The third annual installment of Desert Daze returns to Southern California this weekend, with more spaced-out desert rock than ever before. With a one-day schedule, presented by Moon Block Party, packed to the teeth with fresh tunes from here and abroad all for the sum of fifty bucks, it's no wonder that Desert Daze's popularity has increased tremendously since its 2012 inception. At least part of the reason is that Desert Daze–going down April 26 at Sunset Ranch in Mecca again this year–offers an affordable alternative to bloated Coachella ticket prices. But the surge in interest in the festival is primarily a direct result of the awesomeness of their bookers.

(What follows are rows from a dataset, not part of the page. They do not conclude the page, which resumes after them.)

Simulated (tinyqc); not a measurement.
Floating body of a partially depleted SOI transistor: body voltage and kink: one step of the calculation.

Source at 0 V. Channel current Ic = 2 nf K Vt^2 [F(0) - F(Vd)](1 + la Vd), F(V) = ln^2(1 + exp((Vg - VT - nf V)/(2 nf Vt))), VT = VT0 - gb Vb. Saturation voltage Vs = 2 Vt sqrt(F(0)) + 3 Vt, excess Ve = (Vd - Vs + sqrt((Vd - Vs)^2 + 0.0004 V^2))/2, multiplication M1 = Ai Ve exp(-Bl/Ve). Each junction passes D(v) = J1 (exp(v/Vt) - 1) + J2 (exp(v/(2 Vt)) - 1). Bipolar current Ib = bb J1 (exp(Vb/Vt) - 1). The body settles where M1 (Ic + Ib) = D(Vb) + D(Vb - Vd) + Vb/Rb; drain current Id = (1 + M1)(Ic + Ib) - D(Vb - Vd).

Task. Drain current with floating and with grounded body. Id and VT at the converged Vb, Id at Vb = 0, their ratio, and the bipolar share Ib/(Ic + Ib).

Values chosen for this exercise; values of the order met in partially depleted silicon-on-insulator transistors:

Desert Daze is packed with the cream of the crop of upcoming (and already-come-up) bands and artists that it would otherwise take a month of international club-hopping to see. With headliners Blonde Redhead, The Raveonettes, and Unknown Mortal Orchestra, things are moving fast for Desert Daze. If you end up going–and let's be real; for fifty bucks you will–here are four acts you definitely want to check out.
Church of Sun
Long Beach natives Church of Sun deal in mesmerizing, fuzzed-out guitar riffs and LSD-soaked group vocals with more reverb than even the '60s could handle (they have a song simply named "Drugs"). Paired with their impeccable sense for melding melody and poppy hooks underneath layers of psychedelic sound, the seven-piece orchestra's sinister cultish ambiance leaves a lasting impression. Church of Sun just released their sophomore album, High Moon, on Mapled Records.
L.A.'s Froth claim '60s garage and barbeque as influences, which makes perfect sense once you hear their debut, Patterns, released last fall. With hazy vocals, blasting organs, and reverberating guitar leads, this is the perfect soundtrack for a lazy afternoon in the backyard. Think the Doors, but innocent (or at least the illusion thereof).
Haim's not the only all-female trio to come out of L.A. recently. Sade Sanchez, Irita Pai, and Ellie English, a.k.a. L.A. Witch, just released their debut EP (featuring the raddest cover art known to man) and completed a very successful month-long residency at the Silverlake Lounge last year. It's not surprising that their sound, which one writer dubbed "Joan Jett-influenced grindhouse rock," has taken a firm hold. There's something liberating about L.A. Witch's playful mashup of genres–think Wanda Jackson in full KISS regalia.
Japanese travellers on the astral plane Kikagaku Moyo (which roughly translates to "Geometric Patterns") are one of the coolest additions to the Desert Daze program this year. Founded in Tokyo in 2012, the quintet's improvisational nature sees them incorporating a multitude of genres from folk to psych in a krautrock-like freeflow jam that rarely stays the same from concert to concert. Not dissimilar from fellow Japanese psych collective Acid Mothers Temple, and if Kikagaku Moyo won't expand your mind, nothing will.